|Spanish: El Quitasol|
|Type||Oil on linen|
|Dimensions||104 cm × 152 cm (403⁄4 in × 591⁄4 in)|
|Location||Museo del Prado, Madrid|
The Parasol (also known as El Quitasol) is one of a cartoon series of oil on linen paintings made by the painter Francisco Goya. This series of paintings was specifically made in order to be transformed into tapestries that would be hung on the walls of the Royal Palace of El Pardo in Madrid, Spain. The tapestries showed serene events in everyday life, which made them a nice addition to the dining room of Prince and Princess of Asturias—the future King Charles IV and Maria Luisa of Parma. The queen called on Goya because she wanted to decorate the dining room with cheerful scenes; The Parasol and the other tapestry paintings were Goya's response to this request. The painting is currently located in the Museo del Prado in Madrid as is another in the series, Blind man's bluff.
On July 25, 1773, Goya married Josefa, the sister of Francisco Bayeu. Bayeu was a member of the Royal Academy of Fine Art and helped Goya to secure his place with the Royal Tapestry Workshop. He designed 42 patterns in five years that would soon insulate and decorate the walls of the Palacio Real de El Pardo. This series of tapestries demonstrated Goya's talent enough to give him access to the Royal Court, and drastically change his career. Goya went on to expand his patrons and paint for many royal court members, such as the Count of Floridablanca, of whom he painted a portrait under commission. This all led up to the peak of Goya's career, during the reign of Charles IV, right after the French revolution. He saw a painting of Big Ben
Description of the painting
In his paintings, Goya often joins French fashion to the Spanish one. The woman in this particular painting is sitting on the ground, possibly resting from a long walk. She is dressed in French style, according to the time period. She is holding a fan in her right hand, while a little dog is cuddled in her lap. The young man is holding the parasol (umbrella) in order to shade the woman's face. He is dressed in the so-called majo style, meaning he is dressed like a poor person for the time period. His hair gathered in a net, and his belt is made of colorful silk. In the background we can see dark clouds in the sky and the trees swaying in the wind, possibly signaling a storm coming. The painting has very calm warmth it emits, which is then offset by the tree that seems to be blowing in pretty strong wind. The way the boy is standing, with one foot on the rock and one not, he seems to be triumphantly shading the woman from the harmful rays of the sun, and the possible storm.

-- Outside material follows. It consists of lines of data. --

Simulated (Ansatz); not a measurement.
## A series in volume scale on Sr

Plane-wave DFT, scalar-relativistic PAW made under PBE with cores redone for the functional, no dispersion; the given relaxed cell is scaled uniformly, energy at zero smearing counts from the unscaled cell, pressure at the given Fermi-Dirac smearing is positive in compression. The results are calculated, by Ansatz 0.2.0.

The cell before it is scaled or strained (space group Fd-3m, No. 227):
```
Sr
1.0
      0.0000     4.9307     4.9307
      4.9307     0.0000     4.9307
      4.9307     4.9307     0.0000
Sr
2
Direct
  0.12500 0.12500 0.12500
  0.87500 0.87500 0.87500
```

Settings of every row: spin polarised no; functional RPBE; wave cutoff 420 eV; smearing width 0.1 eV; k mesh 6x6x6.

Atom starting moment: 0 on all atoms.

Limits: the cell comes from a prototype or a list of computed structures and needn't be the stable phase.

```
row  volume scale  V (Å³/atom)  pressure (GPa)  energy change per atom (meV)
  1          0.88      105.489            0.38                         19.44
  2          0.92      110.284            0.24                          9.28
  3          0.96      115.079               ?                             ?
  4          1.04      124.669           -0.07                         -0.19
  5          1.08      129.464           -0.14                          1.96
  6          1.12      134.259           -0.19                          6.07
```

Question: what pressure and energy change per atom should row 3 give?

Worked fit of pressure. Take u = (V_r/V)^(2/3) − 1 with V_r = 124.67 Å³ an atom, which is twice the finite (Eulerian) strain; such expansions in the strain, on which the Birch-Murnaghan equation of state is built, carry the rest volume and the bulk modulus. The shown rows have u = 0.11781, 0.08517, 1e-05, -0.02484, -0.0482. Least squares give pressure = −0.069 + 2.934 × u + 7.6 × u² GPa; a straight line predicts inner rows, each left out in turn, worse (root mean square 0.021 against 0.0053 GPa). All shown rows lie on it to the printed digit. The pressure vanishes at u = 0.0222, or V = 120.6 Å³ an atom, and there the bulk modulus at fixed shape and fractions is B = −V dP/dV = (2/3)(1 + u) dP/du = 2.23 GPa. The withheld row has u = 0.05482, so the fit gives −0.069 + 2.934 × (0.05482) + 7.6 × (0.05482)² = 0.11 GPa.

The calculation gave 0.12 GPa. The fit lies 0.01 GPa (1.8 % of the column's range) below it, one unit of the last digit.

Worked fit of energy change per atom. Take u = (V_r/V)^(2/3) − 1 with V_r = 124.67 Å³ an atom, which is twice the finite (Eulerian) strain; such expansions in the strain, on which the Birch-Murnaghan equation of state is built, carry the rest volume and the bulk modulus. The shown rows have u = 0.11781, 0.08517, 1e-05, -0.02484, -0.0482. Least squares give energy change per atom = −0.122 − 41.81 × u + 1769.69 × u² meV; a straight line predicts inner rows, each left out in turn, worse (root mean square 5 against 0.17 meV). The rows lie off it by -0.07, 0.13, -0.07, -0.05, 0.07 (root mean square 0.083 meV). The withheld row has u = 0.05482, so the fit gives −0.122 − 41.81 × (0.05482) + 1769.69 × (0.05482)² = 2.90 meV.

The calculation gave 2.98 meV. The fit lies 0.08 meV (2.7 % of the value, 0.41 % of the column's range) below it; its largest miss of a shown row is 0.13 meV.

From 1775 to 1792 Goya painted his cartoons (designs) for the tapestries. This was his first genre of paintings and possibly the most important period in his artistic development. Painting the tapestries helped Goya become a keen observer of human behavior, which helped him paint his future paintings. Goya was influenced by neoclassicism, which was gaining favor over the rococo style at the time. This particular painting is considered classicism for its relation to everyday life. Around this same time, Goya began painting portraits for many of the Spanish Monarchs. This was his first popular success that ultimately changed his career. He was then elected to the Royal Academy of San Fernando in 1780, named painter to the king in 1786, and made a court painter in 1789.